Boys will be boys, it has been said for centuries, since the Latin proverb first was recorded in English in 1589, according to dictionary.com.
But as of Friday, Feb. 1, girls will be Boy Scouts.
To celebrate the admission of girls ages 11 to 17 as full-fledged members of the historic organization, officials with the Simon Kenton Council will hold a launch party from 6 to 9 p.m. that day at Vertical Adventures Training Center, 6295 Busch Blvd. in Columbus' Northland neighborhood, according to Cassie Ferguson, senior community-relations and marketing director.
Community members will have the opportunity to meet the newest Scouts then.

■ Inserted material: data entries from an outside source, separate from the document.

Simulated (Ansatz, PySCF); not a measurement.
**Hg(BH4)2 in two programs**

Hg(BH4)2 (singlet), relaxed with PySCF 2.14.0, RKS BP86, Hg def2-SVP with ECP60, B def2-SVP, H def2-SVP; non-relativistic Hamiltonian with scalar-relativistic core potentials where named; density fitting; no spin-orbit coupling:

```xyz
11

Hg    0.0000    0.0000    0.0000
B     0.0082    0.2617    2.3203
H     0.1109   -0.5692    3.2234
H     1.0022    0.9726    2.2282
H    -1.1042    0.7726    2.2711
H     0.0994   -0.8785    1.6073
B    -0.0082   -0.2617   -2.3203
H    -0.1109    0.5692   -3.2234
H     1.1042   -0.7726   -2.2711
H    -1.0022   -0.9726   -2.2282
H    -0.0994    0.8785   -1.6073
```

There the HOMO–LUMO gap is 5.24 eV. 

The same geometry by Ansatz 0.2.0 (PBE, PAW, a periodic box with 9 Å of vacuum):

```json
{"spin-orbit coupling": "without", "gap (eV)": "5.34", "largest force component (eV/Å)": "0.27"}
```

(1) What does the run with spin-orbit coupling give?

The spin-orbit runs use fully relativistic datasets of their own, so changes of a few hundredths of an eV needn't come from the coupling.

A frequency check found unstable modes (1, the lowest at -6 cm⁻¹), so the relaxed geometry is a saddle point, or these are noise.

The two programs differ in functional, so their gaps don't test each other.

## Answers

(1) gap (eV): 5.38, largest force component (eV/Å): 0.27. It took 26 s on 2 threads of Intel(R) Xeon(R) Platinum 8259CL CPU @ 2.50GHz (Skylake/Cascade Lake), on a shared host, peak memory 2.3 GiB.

Although open to the public, registration is requested at skcscouts.org/event/launchparty. Admission is free, and pizza and drinks will be available for $5 a person.
The national executive board of what had been the Boy Scouts of America voted more than a year ago to expand the program to young women.
The organization now is known as Scouts BSA.
The Simon Kenton Council is one of the largest in the nation, covering 17 counties in central and southern Ohio and Greenup County in northern Kentucky. It will expand by at least 25 all-girl troops Feb. 1, said Jen Koma, deputy scout executive.
"We certainly anticipate significantly more than that during 2019," she said.
The council already serves 18,000 youths in 533 chartered organizations, according to Ferguson.
"This is an exciting time for us as an organization," said Koma, who has worked for the council for 13 years. "We've always served young ladies through various programs that we've offered. ... I see our families and our community really embracing the opportunity we have to serve the full family, which includes the sons and daughters.
"I think it's important to know the program doesn't change. The way we delivered scouting to young men is the same way we will deliver it to young women."
"I think it's just a good feeling," said Heather O'Bannon, scoutmaster for incoming Troop 7148 at Hilliard United Methodist Church. "It's like a, 'Yes, finally,' kind of feeling. The girls are really excited about the opportunity to do the outdoor activities, not just as families but to actually go through the ranks.
"They're ready for it."
The Feb. 1 party at Vertical Adventures Training Center, one of two indoor rock-climbing venues in Northland owned by Carrie and Alexis Roccos, will feature a special recognition at 7 p.m. for the first all-female troops, according to Ferguson.
"At this event, more than 100 Scouts, both girls and boys, volunteers and parents will enjoy climbing, Scout activities and refreshments to celebrate this historic moment," Ferguson said. "A couple of groups of female Scouts have been preparing for this moment for months. Including Troop 148 in Hilliard, Troop 74 in Clintonville and a crew in Pickerington preparing to cross over to Scouts BSA on Feb. 1."
Scout troops frequently hold overnight camping events at Vertical Adventures facilities, Carrie Roccos said.
"We have quite a long history of working with Scouts, so it was nice to know they wanted to continue with this new endeavor," she said.
"We want our new Scouts and all of our existing Scouts to be at our launch event at Vertical Adventures," Koma said. "We chose that location because it really encompasses a lot of what a Scout gets to do in the program, and that's to be adventurous. We really want to celebrate this opportunity of welcoming young ladies into the program with a true scouting experience."